In China, buy property if you want to mind your own business
Lack of a central land registry ensures investors can keep central authorities off their backs
Every mainland investor knows the easiest way to keep the government in the dark about how rich you are is to buy properties scattered about the country.
Despite the real estate boom, property registration remains surprisingly decentralised, spread across local governments, many of which do not share data with central authorities.
The central records that do exist are divided by property type - such as land, buildings, forests, mineral reserves and fisheries - among as many as nine agencies, according to one academic analysis.
So you could own a copper mine in Jiangxi, a dozen apartments in Beijing and 100 hectares in Yunnan, and no one would be the wiser without the painstaking work of mining one database after another.
Corrupt officials have concealed vast property empires. In February, senior Lufeng police official Zhao Haibin was booted out after it was revealed that he owned 192 houses in Huizhou and more in Shenzhen and Zhuhai.
Facing public furore over such scandals, Beijing has finally decided to act. In March, the State Council ordered agencies to launch a centralised property database for four major property types - land, housing, forest and steppe - by next June.
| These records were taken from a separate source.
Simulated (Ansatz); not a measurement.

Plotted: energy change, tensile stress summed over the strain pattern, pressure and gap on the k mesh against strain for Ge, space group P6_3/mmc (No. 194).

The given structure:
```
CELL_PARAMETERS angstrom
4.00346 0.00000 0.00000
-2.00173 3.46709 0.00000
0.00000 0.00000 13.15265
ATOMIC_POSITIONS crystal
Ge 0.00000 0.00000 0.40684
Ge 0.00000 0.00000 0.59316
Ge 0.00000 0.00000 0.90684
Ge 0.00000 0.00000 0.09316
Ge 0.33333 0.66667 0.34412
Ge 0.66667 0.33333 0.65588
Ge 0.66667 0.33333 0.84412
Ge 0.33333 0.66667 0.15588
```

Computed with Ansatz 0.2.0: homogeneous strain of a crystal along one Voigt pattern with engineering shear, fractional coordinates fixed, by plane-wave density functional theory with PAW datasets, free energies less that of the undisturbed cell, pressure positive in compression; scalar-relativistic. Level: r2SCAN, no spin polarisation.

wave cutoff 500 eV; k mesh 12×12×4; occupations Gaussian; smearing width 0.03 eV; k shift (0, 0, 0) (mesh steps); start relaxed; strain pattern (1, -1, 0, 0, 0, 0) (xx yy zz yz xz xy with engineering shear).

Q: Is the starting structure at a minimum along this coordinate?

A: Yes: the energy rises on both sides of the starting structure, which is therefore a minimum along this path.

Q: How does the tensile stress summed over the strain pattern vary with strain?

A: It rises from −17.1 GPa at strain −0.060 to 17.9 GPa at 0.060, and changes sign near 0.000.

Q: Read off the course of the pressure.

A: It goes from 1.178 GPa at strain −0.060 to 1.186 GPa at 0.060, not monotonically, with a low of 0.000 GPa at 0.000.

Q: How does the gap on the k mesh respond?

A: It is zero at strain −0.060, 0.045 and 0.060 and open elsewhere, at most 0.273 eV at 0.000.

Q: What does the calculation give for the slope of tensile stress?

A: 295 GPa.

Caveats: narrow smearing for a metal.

But the process of creating one has proved more difficult than expected, with everything from technical problems to resistance from local officials slowing its implementation. Some experts close to the overhaul admit the deadline will probably not be met.
"At first they thought it would be a simple task: just pull all the data together," said one expert. "But the water is far deeper than they thought."
Aside from making ill-gotten gains easier to conceal, the lack of such a database has hindered the implementation of a national property tax and made it harder for law enforcers to monitor more mundane crimes, such as selling a house and the land beneath it to different buyers.
Fragmented property registration also makes it harder to do business. To prove his net worth to a bank for loan, for instance, a businessman must obtain registration records from many government agencies, which is time consuming and tricky.
The process has also been slowed by intense behind-the-scenes infighting over who gets final control over the new database, since that agency will hold sway over property controls and land management.
The turf war has been especially fierce between the ministries of Land and Resources and Housing and Rural-Urban Development, the two biggest players in the property market. While a building must be registered with the housing ministry, its property must be registered with the land ministry.
Soon after the State Council set its deadline, the land ministry sprung into action, lobbying to secure a bigger say in the regulation's drafting.
Sun Yinghui , the ministry's director of policy and law, urged his researchers to move quickly to ensure they would "play a central role" in the reform.
But the housing ministry has pushed back, intent to ensure its own control over the database.
A housing ministry official involved in the reform said it was too early to say which ministry would win. "We are still doing many important works and pushing many things forward," the official said. "We are not giving up anything yet."
The centralised property registry has also met strong resistance from local governments. Many have been slow to allow the central government access to their data, citing everything from incompatible software to slow network connections.
Many suspect they are trying to protect officials who bought property with ill-gotten income. Property data has proved to be a particularly effective tool for outing corrupt cadres.
In recent years some whistle-blowers had accessed the housing data base of some city governments and exposed several government employees with huge amount of properties in large cities such as Beijing.
In January, a deputy bank chief in Shaanxi named Gong Aiai was dubbed "House Sister" after her huge property empire was exposed on the internet. She was accused of buying 41 properties in Beijing.
Week earlier, a senior urban-management official from Guangdong named Cai Bin - or "House Uncle" - was sacked after it was revealed that he and his family had bought 22 homes on a modest income.
Professor Sun Lijian, a deputy dean with Fudan University's School of Economics, has said a national database would deal a serious blow to officials parking their wealth in property.
Some in the central government are also worried that pushing too hard for the database may cause officials with property empires to simultaneous dump their holdings on the market and cause a collapse in prices.
Local resistance was so strong that, according to some media reports, the housing ministry was forced to promise that it would keep the database beyond the reach of corruption investigators.
"[The central] government's slow moves have drawn lots of criticism from the public, but they are only trying to achieve better results with a more gentle approach," Sun said.